The Phoenix One at JPLPASADENA, CALIFORNIA-

A lot of people in Pasadena get fairly blase about having the California Institute of Technology, the Planetary Society and the Jet Propulsion Laboratory all inside their city limits, but I just can't. Albert Einstein himself used to roam Caltech's campus, and JPL is where the Mars Rover was born. That would be enough for most places to claim they're the scientific center of the universe, but Pasadena remains remarkably modest, preferring instead to boast about the Rose Parade. Go figure.

Mark Helmlinger
Mark Helmlinger with the solar panels that generate power to operate PARABOLA
PARABOLA
Mark with PARABOLA inside the Von Karman Auditorium
Wagonload o' science fun
PARABOLA and related paraphernalia get a ride back home after Mark's presentation
MISR's big blue door
The big blue door of MISR Ground Operations


Want to learn more about
PARABOLA and MISR?
Visit these sites:
http://www-misr.jpl.nasa.gov

JPL's main site can be found at http://www.jpl.nasa.gov

A list of current and future missions may be viewed at
http://www.jpl.nasa.gov/missions

You can learn about Mission to Planet Earth at
http://www.jpl.nasa.gov/earth

Anyway, when we received an invitation to visit the hallowed halls of JPL as the guests of one of its brains, we jumped at the chance. Physicist Mark Helmlinger asked us if we'd like to learn more about PARABOLA, the project he's been working on for the last six years. "If you come next Monday, you can help me with a presentation I'm making," he added. "We'll be there," we said. "Put us to work."

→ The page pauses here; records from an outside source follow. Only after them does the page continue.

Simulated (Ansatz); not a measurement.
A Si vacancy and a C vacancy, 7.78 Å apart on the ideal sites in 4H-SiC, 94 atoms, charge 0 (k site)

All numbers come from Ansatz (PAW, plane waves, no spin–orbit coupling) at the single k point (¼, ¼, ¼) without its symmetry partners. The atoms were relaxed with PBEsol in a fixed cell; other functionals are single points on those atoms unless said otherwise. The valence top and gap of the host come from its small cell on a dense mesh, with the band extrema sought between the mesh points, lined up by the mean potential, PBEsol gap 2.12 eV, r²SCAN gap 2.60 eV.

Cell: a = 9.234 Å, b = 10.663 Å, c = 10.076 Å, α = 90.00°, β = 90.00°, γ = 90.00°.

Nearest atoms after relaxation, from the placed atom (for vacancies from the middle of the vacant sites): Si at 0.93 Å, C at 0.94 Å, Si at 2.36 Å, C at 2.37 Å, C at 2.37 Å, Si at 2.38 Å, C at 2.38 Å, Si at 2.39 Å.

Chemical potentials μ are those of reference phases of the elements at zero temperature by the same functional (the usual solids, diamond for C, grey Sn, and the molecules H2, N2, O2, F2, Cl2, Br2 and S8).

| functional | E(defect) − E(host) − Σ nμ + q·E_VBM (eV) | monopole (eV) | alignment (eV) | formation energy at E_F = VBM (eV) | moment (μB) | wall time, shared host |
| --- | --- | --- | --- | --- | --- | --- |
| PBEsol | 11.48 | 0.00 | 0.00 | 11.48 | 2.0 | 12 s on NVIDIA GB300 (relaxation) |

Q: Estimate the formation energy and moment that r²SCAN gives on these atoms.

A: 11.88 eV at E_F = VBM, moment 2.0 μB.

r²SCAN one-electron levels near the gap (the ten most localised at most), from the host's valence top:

We arrived at JPL's 177-acre hillside campus above Devil's Gate Dam around 8 a.m. After receiving our visitors' badges at the front desk, we discovered Mark in a courtyard, where he was constructing an impressive framework of solar panels from meticulously numbered pieces of aluminum and a lifetime supply of silver wing nuts. "Hi," he said. "While I finish doing this, why don't you go into the auditorium over there and set up the computer?"

Hey! We were expecting to lift and carry, or maybe hand out pieces of paper, but this was genuine responsibility! We made our way inside the auditorium, and for the next two hours, I figured out how to run animations on a laptop computer and project them onto a movie screen. Mark played with an enormous overhead projector that looked like a cannon. Meanwhile Mark Helmlinger was outside arguing with a fire marshal about whether it was legal for him to run the cord from his solar panels into the auditorium to power PARABOLA.

Then sixty school children arrived to see a movie in the auditorium. I moved the computer off to one side and watched the movie, too. Afterwards, their guide explained how JPL was started by Caltech students on the "Suicide Squad," who liked to conduct loud and dangerous experiments with rockets. Banished from the Caltech campus, but championed by Theodore Von Karman, one of their professors, they found an isolated place in the hills to continue their projects. The isolated place was about 400 feet from where I was sitting in the Von Karman Auditorium.

At last it was time for 'our' presentation. Mark had prevailed in the dispute with the fire marshal, and he'd set up PARABOLA in the back of the auditorium. PARABOLA, which is the brainchild of JPL's Dr. Don Deering and built by Paul Stockton of the Sensit Company, is an instrument used to validate information gathered by a Multi-angle Imaging SpectroRadiometer, or MISR for short. MISR is a satellite instrument designed to measure sunlight reflected by the Earth into space. The measurements contribute to studies of the earth's ecology and climate. MISR is scheduled for launch into polar orbit aboard NASA's first Earth Observing System spacecraft (EOS AM) in late 1998 as part of NASA's Mission to Planet Earth.

What this means is that Mark gets to travel to isolated places in Nevada and North Dakota, where he sets up PARABOLA. PARABOLA gathers data using eight radiometers. They look at all the sky and all the ground and return one number for every 5 degree circle of the sky and ground for each of the 8 channels. This information can show what a patch of ground will look like from space, and Mark had used it to create the animations I was responsible for showing to the audience during his presentation. He assigned colors to the numbers that PARABOLA had generated, creating a PARABOLA-eye-view of the sun moving across the sky.

I'm proud to report that Mark's presentation went off without a hitch, thanks mostly to the fact that he'd written out a blow-by-blow script for his minions to follow. After it was over, he showed us his office, which is a huge blue truck trailer, and took us to a gallery where photographs and artifacts from famous JPL accomplishments are displayed.

We ended up staying all day, and we departed with the realization that we could spend a hundred more such days at JPL and still have the feeling that we'd barely scratched the surface. Fortunately, a big part of JPL's mission is public education, and up-to-the-minute project information, results and images are available online.